Mian Muhammad Javed
WHEN multinationals i.e. companies/corporations from advanced countries head for overseas and establish business houses and/or manufacturing plants, apart from technology the management skills also come to the recipient countries. CPEC agreement between China and Pakistan includes portfolio of gigantic projects of electric power plants, motorways, seaport, airport, economic zones for setting up of industrial units and telecom optic fibre link etc, It is expected that Chinese construction engineering and management practices will find their way into Pakistan and managers, engineers and technicians working in Chinese aided projects and ventures will have opportunity to learn modern project management skills.
It is after a long while that so many big projects are going to be executed in the country. Existing management and construction expertise in the country is mostly outdated. CPEC therefore offers a great opportunity to upgrade engineering, technical and managerial skills in the country. To make sure it happens and opportunity is not lost Pakistan may like to examine the possibility to enter into a specific agreement with China in this regard so as to bring revolution in way of doing business to modernize and upgrade construction industry and enhance operational skills.
In their respect it is important to learn from Chinese history itself. It was in mid eighties that new approach to poverty alleviation and economic development was ushered in China after Dong Xiaoping took over reigns of the country. One of the steps as a prelude to launching world’s unprecedentedly enormous development plans was to create awareness and educate people about things to come and prepare them to partake in the upcoming economic activity. Apart from other measures, it was through electronic media that Chinese government reached out to the public using TV & Radio broadcasts to bring them in loop. On visit to China in early 1986 it was viewed that Chinese TV Channels were telecasting educational programmes about various types of industry foreseen to be set-up and how it worked.

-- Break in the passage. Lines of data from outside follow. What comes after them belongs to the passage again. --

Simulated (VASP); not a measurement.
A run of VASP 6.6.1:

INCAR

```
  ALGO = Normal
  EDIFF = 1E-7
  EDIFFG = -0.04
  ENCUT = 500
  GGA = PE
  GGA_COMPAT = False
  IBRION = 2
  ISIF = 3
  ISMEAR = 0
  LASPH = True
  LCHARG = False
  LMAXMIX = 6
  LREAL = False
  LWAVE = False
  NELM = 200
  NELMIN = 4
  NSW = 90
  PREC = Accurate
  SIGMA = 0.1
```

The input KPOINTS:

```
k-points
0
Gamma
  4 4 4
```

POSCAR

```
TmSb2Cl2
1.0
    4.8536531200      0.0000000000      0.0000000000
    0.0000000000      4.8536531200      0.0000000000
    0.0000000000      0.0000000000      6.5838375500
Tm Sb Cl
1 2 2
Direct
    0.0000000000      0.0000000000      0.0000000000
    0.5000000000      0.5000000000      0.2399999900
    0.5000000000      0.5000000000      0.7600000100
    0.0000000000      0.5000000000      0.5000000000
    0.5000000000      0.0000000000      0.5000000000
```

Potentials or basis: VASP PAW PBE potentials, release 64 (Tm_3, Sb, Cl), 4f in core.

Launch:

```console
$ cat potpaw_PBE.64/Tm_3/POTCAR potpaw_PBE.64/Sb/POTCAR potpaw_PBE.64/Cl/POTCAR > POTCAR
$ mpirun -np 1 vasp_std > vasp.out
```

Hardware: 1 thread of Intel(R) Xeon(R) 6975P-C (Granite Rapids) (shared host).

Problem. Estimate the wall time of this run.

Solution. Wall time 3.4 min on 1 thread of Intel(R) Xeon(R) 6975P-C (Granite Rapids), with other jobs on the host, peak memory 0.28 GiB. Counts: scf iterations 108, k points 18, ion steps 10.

Television channels were also carrying teaching programme on English, French, German and Japanese languages as Chinese government was targeting investment from countries like USA, UK, France, Germany & Japan and communication channels had to be improved with the multinationals from these and other developed nations. In fact TV programmes were designed for general well-being and life skills with emphasis on education. Specific TV channels were opened which focused on youth and tailored educational programmes in the subjects of science, technology, engineering, economics, health and teaching special attention was paid to rural areas. For children of age up to 12 years TV programmes catered for pre school and early education. Mother’s education included upbringing of infants. A TV channel was dedicated to higher education in modern subjects. Radio broadcasts were also being made use of for keeping the populace informed on new ideas in development and helped fill the ignorance gaps throughout Chinese land.
Pakistan today needs such a public instruction programme With social indicators showing over 60% population in rural areas low literacy rate, high child mortality and about 30% poverty, there is urgent requirement to accelerate flow of constructive and beneficial information for educating masses about social and health issues and about economic opportunities. With about 100 commercial TV channels and nearly 200 Radio Broadcast stations operating in Pakistan, number of educational TV and Radio stations are less than a few. Except for two Virtual University TV channels one health TV and about 10 University / Police radios, all other edifices of electronic media provide only entertainment, and news. In view of Chinese successful experience in calibrating and utilizing electronic media as part of development strategy it may be considered if CPEC scope be enlarged to seek China’s advice also how to go about on this route in Pakistan. It may be added that in 1970s Japanese govt had built an Education TV Broadcast Station in Islamabad, which could not be run and has since been converted into an entertainment TV channel.
— The writer is ex-Chairman PTCL and Vice Chairman Nazriya-i-Pakistan Council, Islamabad.